The Internet of things is here, and both Best Buy and Flextronics are trying to adapt to this shift, their CEOs said onstage at Fortune's Brainstorm Tech event in Aspen on Monday.
Hubert Joly, Chairman and CEO of Best Buy, is taking a page from IBM and emphasizing services instead of just retail sales. He offered examples of the Internet of things invading consumers' homes in the form of streaming media on televisions and over connected speakers such as Sonos systems. Connected alarms and home automation also ranked high on his list.
He discussed how Best Buy is trying to revamp its business to emphasize the service component provided by the Geek Squad as a competitive advantage that the retailer has over competitors. Joly sees the tangle of confusing technology and networking as a golden opportunity that will help keep the retailer relevant over Amazon or other brick and mortar rivals.

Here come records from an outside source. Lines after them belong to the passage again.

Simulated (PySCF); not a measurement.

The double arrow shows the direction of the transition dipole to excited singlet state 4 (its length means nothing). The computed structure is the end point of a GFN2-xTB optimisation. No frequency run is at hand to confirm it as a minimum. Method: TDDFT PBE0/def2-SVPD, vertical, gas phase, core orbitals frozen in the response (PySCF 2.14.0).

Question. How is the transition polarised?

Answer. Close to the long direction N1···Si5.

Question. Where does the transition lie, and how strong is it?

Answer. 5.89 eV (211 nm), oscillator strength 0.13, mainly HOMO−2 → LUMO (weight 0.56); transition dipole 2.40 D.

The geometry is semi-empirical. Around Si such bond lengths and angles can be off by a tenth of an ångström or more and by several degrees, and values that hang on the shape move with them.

Meanwhile, Mike McNamara CEO of contract manufacturer Flextronics, is eying all of the startups (and larger companies) building connected products and looking at ways to work with them from "sketch to scale." He's positioning his company as a source of expertise and connections in global manufacturing and supply chain as well as a helping hand in designing a connected product.
As Alan Murray, the editor of Fortune and the interviewer, pointed out, much of the innovation from the Internet of things is coming from smaller companies. Both Joly and McNamara agreed that small companies have an important role to play. McNamara said we need both large and small companies.
"Big companies have the scale and the channel but they don't always have the desire to disrupt their own business model," McNamara said. However, in some cases he said the industry needs startups to completely bypass the established industry because otherwise nothing would change. Ride hailing app Uber is an example of that.
The rest of the panel covered the typical elements often covered at these events. McNamara agreed that at the high end, the Internet of things will be an $11 trillion business, according to a recent McKinsey report. But to get to that value we're going to have to figure out a few things, including cybersecurity, data privacy and even how to build business models that work.
The McKinsey report said it would take 10 years to reach that huge size, which is still pretty daunting. McNamara suggests that we might see faster adoption in other countries where there is less infrastructure, much like we have seen China and Africa adopt mobile broadband faster because they didn't have legacy wireline broadband networks to hold them back.